Many Credit Card companies allow their customers a few purchases that may entice you to exceed your limit. You might feel that going over your credit limit is not a big deal and you can pay back later. However, doing this is a strict No-No.

Reality: It’s not a good habit and can give a card issuer all the reasons to charge fees and high interest. You will also be required to pay an over-the-limit fee which can impact your financial outlay over time.

Myth #3: Closing a Credit Card Which is Not in Use Improves Your Credit Score

You might feel an urge to close a card that is not in use anymore. Although that might sound good-to-do at that point of time, a portion of your credit score is computed by the utilization rate of that card. Thus, keeping an open card even if it goes unused can actually improve your credit score by lowering your overall utilization rate.

Reality: If you’re planning to close an unused credit card, consider closing a specialty card or a card with annual fees. You can also consider using a small percentage of the available credit on your card. Doing this will help you keep a low utilization rate and will improve your credit score.

Myth #4: It is Fine to Exceed Your Credit Limit if You Can Repay it Before the Due Date

A lot of users often go over their credit limit thinking that they will repay it before the due date. Credit card companies rarely decline their customers’ purchases as they don’t want to lose their customers by embarrassing them. So, as long as you keep the overuse reasonable, they won’t bother you with an over-the-limit fee. However, one must avoid doing this as a habit.

Reality: Every time you exceed your credit limit, even if it’s for a short period, you’re giving the issuer a reason to increase your interest rate and charge a penalty, which goes more than 30% at times. To avoid paying such nasty over-usage fees, stop repeating this indulgence. If you must, try calling the issuer before your purchase and check if they can give you a small increase in your credit line.

Myth #5: Balance Transfer Can Help in Saving Money

Seeing an email in your inbox, promising you a 0% offer can lure you to go for a Credit Card balance transfer to keep your debt under control. However, later you may realize that it’s actually more expensive than the previous one.
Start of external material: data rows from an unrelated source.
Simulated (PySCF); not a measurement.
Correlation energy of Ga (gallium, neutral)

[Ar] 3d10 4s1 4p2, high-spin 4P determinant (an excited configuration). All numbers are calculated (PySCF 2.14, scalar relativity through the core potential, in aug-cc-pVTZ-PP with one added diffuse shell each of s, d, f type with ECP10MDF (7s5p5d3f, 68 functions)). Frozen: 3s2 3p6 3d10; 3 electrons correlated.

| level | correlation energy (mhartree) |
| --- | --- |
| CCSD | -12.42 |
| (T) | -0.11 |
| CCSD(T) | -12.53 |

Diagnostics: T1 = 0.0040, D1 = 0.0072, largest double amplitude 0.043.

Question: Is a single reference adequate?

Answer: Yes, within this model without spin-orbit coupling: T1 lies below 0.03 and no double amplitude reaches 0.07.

Reality: Make sure you read the fine print before you finalize the balance transfer deal and sign the documents. Balance transfer offers often come with restrictions, such as one-time fees on transferring to a new Credit Card. So, opt for balance transfer only when the benefits new card outweighs that of your existing card.

There are a lot of myths about Credit Cards. Manage your credit responsibly by paying bills on time and maintaining an average usage. We hope that learning the reality behind the above-mentioned myths can help you in better decision making now.